The Right to Love | Teen Ink

The Right to Love

January 10, 2016
By mdevi BRONZE, South Burlington, Vermont
mdevi BRONZE, South Burlington, Vermont
1 article 0 photos 0 comments

Every person should have equal rights when it comes to marriage. Whether you are gay, lesbian, bisexual, straight, transgender, or any other sexual orientation or gender identity, you should be entitled  to marry whom you love. Part of my belief includes the non-involvement of  politics and government  in whom a person marries. The law was passed and gay marriage is legal. However, that did  not guarantee acceptance. In fact, it can often do the opposite. The passing of the law, although happy for the majority (I’d like to think) of the country, angered a lot of people who often lack an understanding of the subject, are misinformed, or have religious beliefs that they use to discriminate against people fighting for their rights.  Love is not politics. You love whom you love. It’s that simple. At least it should be. Why are people who are gay made to feel unaccepted? Why do straight people have the right to marry and divorce with acceptance and lack of judgement? Meanwhile, gay people struggle towards gaining acceptance and understanding from the world. This is mind-boggling for me to think about.
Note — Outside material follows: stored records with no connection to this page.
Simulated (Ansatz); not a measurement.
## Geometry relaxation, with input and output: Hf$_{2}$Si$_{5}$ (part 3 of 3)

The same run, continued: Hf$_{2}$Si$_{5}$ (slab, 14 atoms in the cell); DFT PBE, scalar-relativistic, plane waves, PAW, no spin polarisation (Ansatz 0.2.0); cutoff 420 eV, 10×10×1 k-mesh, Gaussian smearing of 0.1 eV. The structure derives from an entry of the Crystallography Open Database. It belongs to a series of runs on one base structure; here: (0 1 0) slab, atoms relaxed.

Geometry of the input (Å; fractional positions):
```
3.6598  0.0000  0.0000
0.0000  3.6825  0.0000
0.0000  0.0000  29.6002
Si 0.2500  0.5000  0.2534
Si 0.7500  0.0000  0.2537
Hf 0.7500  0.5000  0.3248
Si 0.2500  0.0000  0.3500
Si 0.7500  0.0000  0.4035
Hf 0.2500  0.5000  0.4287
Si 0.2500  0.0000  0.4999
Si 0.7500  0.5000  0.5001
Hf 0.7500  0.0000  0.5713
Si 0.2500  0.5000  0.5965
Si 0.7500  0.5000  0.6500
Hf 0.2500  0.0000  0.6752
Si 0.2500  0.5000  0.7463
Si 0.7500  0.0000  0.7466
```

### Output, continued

This subject hits close to home for me. I attended a wedding between two men, one of whom was my uncle. This wedding happened about a month after the federal law was passed making gay marriage legal.  This was an exciting time for my uncles and my family. However, this wedding was bittersweet. The majority of my family did not attend the wedding because they do not support gay marriage. This has put a strain on relationships between my family members. It has caused me to lose respect for them. The fact that someone wouldn’t attend the most exciting day in someone’s life just because they personally don’t agree with it is baffling to me. If your family doesn’t accept you, how are you supposed to accept yourself? Love between two other people does not affect you. Why should other people get to have opinions on relationships between people of the same sex?

People tend to hide behind the “it’s just my opinion” nonsense. But if your “opinion” has a death toll and a body count, then it is more than just an opinion and does not deserve respect. If your “opinion” dehumanizes others and implies that all of us on this earth do not deserve equality, it is hate speech. It is bullying. Suicide and murder are real. Suicide is the second leading cause of death among young people. Gay youth are 4 times more likely to commit suicide than their straight peers. People as young as 10 are deciding that they want to die because they know they are not accepted. People need to realize that we are in the 21st century. Girls like boys, girls like girls, boys like girls, and boys like boys. That is how it is. That fact that attention still has to be brought to it is crazy to me. Gay people should be accepted. That is not a question. Why doesn’t everyone on this earth want everyone on this to be happy? Because in the end, that is what matters. Happiness. And we all deserve it.

A lot of people say that they “don’t know how to explain it to their children” or that their “children will think that they should be gay too.” First, it isn’t hard to explain that two men or two women could be in love with each other in the same way that a man and a woman can be. This doesn’t mean that your child will be gay. It is not something you decide to be. It is who you are. People who practice certain religions also have strong opinions against being gay or gay marriage. In my opinion, these religions have been practiced for thousands of years and there is something to be said about eventually trying to modernize and adapt with the world as it changes.

All you have to do to understand people who are gay is put yourself in their shoes and imagine an opposite world: gay people are accepted and straight people are not. People need to imagine how they would feel if they were denied their rights, called names, bullied, insulted, treated with violence, etc. That is unacceptable and all that people are doing by hiding behind their “opinions” is encouraging a world in which treating people who are gay badly is accepted. There is nothing wrong with being gay. There is nothing wrong with being straight. There is nothing wrong with be normal or different or somewhere inbetween. Everyone has the right to be who they are. Everyone has the right to feel accepted and happy and loved. Everyone deserves a life in which they can live freely and enjoy every emotion and adventure and right.

Love has nothing to do with politics. Why should a small amount of people sitting in a courtroom determine if millions of people get to live happy, loving lives? They shouldn’t. Love has nothing to do with people who are not involved in your life. Outside opinions shouldn’t shame people for who they love. I hope that one day we live in a world where you are accepted no matter what your sexual orientation is. Our main goal as people should be to always accept everyone and treat everyone with kindness. There is no reason to do otherwise.